Unit outcomes

By the end of this unit you will be able to:

• Distinguish between standing and moving waves.
• Identify and describe superposition in standing waves.

What you should know

Before you start this unit, make sure you can:

• Describe what a wave is, as covered in Subject outcome 3.1, Unit 1.
• Define the following properties of a wave: amplitude, frequency, period and wavelength, as covered in Subject outcome 3.1, Unit 1.

Introduction

In this unit^[1] you will learn how the properties of waves apply in practical contexts such as building structures and acoustics.

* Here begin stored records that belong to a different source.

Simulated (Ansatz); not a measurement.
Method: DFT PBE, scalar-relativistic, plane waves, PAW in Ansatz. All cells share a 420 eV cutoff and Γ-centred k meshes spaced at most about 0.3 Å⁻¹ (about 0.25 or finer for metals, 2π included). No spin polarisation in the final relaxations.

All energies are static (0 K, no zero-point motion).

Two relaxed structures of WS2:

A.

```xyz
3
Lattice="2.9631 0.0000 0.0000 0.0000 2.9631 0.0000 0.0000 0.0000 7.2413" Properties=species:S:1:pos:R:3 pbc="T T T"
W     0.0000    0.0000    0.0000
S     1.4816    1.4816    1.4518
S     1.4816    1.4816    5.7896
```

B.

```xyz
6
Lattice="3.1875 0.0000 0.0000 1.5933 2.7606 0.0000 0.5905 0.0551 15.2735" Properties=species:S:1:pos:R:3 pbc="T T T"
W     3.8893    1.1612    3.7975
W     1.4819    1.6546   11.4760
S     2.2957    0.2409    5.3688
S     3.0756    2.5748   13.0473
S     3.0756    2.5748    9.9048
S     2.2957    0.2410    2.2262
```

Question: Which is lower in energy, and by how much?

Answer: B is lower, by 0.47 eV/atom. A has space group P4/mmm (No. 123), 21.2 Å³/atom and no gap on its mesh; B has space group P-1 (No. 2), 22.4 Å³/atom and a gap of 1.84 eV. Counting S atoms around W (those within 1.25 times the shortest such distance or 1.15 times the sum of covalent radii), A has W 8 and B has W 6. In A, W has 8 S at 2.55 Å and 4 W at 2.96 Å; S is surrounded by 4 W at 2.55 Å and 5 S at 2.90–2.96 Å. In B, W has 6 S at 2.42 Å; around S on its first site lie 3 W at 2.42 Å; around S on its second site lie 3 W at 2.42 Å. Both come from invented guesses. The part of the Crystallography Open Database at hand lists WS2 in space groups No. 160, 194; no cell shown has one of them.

As you know by now, energy is transferred by waves. You also know that:

• waves are caused by a medium starting to vibrate.
• waves represent periodic motion, which means that the motion repeats in a regular, oscillating pattern. Periodic motion is also called simple harmonic motion.
• we describe waves in terms of their properties such as amplitude, frequency, period and wavelength.

You will build on this knowledge of the basic properties of waves to understand the effects of wave interaction.

Standing waves in the world around us

Every material has a natural frequency at which it will vibrate, in other words, start to move back and forth. This is the frequency at which resonance will occur in the material. When a material resonates, its natural vibration is amplified when it is excited by another vibration that matches its natural frequency. This means the amplitude of the wave increases. Resonance is the result of a phenomenon called standing waves.

Understanding the concept of standing waves and resonance is important in practical applications such as structural engineering and acoustics. A famous example of resonance having a disastrous effect is the collapse of the Tacoma Narrows Bridge in the US in 1940.

The structural engineers who designed the bridge failed to consider the effect harmonic motion would have on the bridge. On the day of the collapse, wind caused the bridge to swing. The frequency of the swinging motion matched the natural frequency of the material the bridge was constructed of, and it started to resonate. The amplitude of the oscillations of the bridge increased so much that the forces eventually exceeded the material strength of the bridge, and it collapsed.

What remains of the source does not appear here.